So, what are some common mistakes parents make that probably could hurt their children?

Praising children for everything they do

It’s good to praise your kids after they accomplished something, but those ‘evaluative praises’ and descriptively praising every good behavior is a form of reward that they will come to expect as motivation to want to do things in the longer term. For example, a child who is praised for being ‘smart’ or ‘clever’ will less likely to take on new challenges when they’re older, because they’re afraid of making mistakes and not living their parents’ expectation.

Over protecting

Today, parents are becoming more anxious and over-protecting their children. Although protecting our children and stopping them from making mistakes may sound like a positive thing to do, actually we are denying them the opportunity to learn from their mistakes and take responsibility for their own actions. Being too protective to our children also will make them too depending to you when they’re older. They will be too afraid to take challenges and too frustrated during difficult times.

Punishing

Many parents punish their children when they make mistakes. Although parents need make children accountable for their actions, there are far more effective ways of achieving this than resorting to punishment and fear tactics. Research shows that there is a long list of potential consequences of punishing. Punishment can damage the relationship and connection between parents and children, make them become resentful and increasingly aggressive, and they will learn to lie as a means of avoiding future punishment.

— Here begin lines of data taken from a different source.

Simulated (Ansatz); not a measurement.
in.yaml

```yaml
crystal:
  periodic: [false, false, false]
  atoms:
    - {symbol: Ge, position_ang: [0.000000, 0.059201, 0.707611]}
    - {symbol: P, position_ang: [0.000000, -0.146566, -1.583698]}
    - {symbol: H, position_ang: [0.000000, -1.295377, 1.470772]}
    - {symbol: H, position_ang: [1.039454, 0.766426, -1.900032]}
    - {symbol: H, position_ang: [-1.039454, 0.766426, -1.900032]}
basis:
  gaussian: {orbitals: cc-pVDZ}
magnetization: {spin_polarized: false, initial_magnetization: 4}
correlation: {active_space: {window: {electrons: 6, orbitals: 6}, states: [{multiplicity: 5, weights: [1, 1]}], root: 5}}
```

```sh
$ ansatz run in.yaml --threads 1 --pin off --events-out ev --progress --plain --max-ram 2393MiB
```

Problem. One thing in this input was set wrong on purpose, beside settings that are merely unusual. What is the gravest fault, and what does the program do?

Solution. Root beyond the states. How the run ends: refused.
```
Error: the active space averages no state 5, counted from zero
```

Discounting children’s feelings

Using phrases like “boys don’t cry” or “come on, it’s not that bad” can create serious anxiety in the long-term, because it can cause them to become unsure of themselves and distrustful of their own emotions. Don’t let them bury their feelings and teach them to always express their feelings. It will not only make them happier—they also will learn to be true to themselves.

Being a tiger parent

‘Tiger parents’ is a term referring to as pushy parents who only focus on their kids’ achievements and academics, and have a tendency to engage in ‘competitive parenting’. This parenting style can ‘crush’ children and affect the rest of their life. It is true that many children react positively to this parenting style and excel academically. However, other children may end up being unhappy and feeling ‘stuck’ with their life when they feel like they cannot accomplish their parents’ wishes.